Minister: Duma's Law On Privatization Illegal

The government and the State Duma continue to be at odds over who should approve the list of state enterprises to be privatized, First Deputy Property Minister Alexander Braverman said Friday.

In March, the Duma approved a special article in the 2001 budget that forbids the sale of any stake in a state enterprise — including subsidiaries and affiliated companies — with assets of more than 50 million minimal salaries, or $350 million.

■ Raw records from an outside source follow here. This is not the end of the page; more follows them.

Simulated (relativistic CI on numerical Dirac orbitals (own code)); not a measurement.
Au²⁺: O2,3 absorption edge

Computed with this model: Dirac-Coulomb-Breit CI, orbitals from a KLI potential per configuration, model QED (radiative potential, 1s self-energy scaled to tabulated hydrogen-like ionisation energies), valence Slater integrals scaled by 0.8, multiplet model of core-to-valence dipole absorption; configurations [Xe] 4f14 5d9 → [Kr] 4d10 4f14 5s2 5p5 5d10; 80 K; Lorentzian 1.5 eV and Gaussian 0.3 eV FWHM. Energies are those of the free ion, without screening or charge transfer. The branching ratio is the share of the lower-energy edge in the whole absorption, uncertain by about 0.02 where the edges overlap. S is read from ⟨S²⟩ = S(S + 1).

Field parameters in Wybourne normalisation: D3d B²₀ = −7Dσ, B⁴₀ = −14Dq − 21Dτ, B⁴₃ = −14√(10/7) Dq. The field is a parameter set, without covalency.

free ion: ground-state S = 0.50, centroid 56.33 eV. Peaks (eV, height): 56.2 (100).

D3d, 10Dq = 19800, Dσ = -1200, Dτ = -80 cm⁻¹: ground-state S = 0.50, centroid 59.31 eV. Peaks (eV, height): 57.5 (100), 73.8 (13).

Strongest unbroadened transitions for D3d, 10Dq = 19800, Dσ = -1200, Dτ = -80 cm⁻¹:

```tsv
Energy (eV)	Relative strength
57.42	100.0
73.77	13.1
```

Currently there are two versions of the new privatization law before the Duma, one written by lawmakers, and the other by Braverman, who called the Duma's attempts to have the final say on privatizations unconstitutional. "The Constitution has an Article 114 that vests the government of the Russian Federation with the function of managing federal property," Braverman told a breakfast meeting with the American Chamber of Commerce.

Braverman said his draft law "will significantly reduce the possibilities of lobbyists." All 450 deputies have a lot of possibilities "to lobby either the speeding up of privatization or, on the contrary, of delaying it," he said.

"There are many deputies insisting that the Duma approves the list," Duma Deputy Grigory Tomchin, author of the Braverman alternative, said in a telephone interview Friday. "Among them are Communists, Fatherland-All Russia deputies and the Agrarians," said Tomchin, the deputy head of Duma property committee and a Union of Right Forces member.

Tomchin said he and Braverman agree that there is a strong temptation to want to participate in the lucrative privatization process.

Braverman said the Duma "can always control the privatization process through the law, the Audit Chamber and special committees."

Prime Minister Mikhail Kasyanov last week signed off on a list of state companies the Cabinet wants privatized in the first half of this year and fall below the threshold needed for Duma approval.

Included in that list is a 50 percent minus one stake in insurer Rosgosstrakh, for which Braverman said the government was counting on foreign strategic investors. "When we prepare Rosgosstrakh for the sale, we certainly mean the participation of foreign investors," Braverman said.

Rosgosstrakh has 78 subsidiaries, 2,354 affiliates and more than 65,000 employees, Braverman told AmCham.

Before the stake is sold, Braverman said Rosgosstrakh's accounts would be released under international accounting standards.

The government may be disappointed, however. Analysts polled Friday said foreign investors just aren't interested.

"[Russia has] a bad investment environment, a very low stock market and the problem is that no foreign companies want to buy Russian companies at the moment," said Roland Nash, chief economist at Renaissance Capital.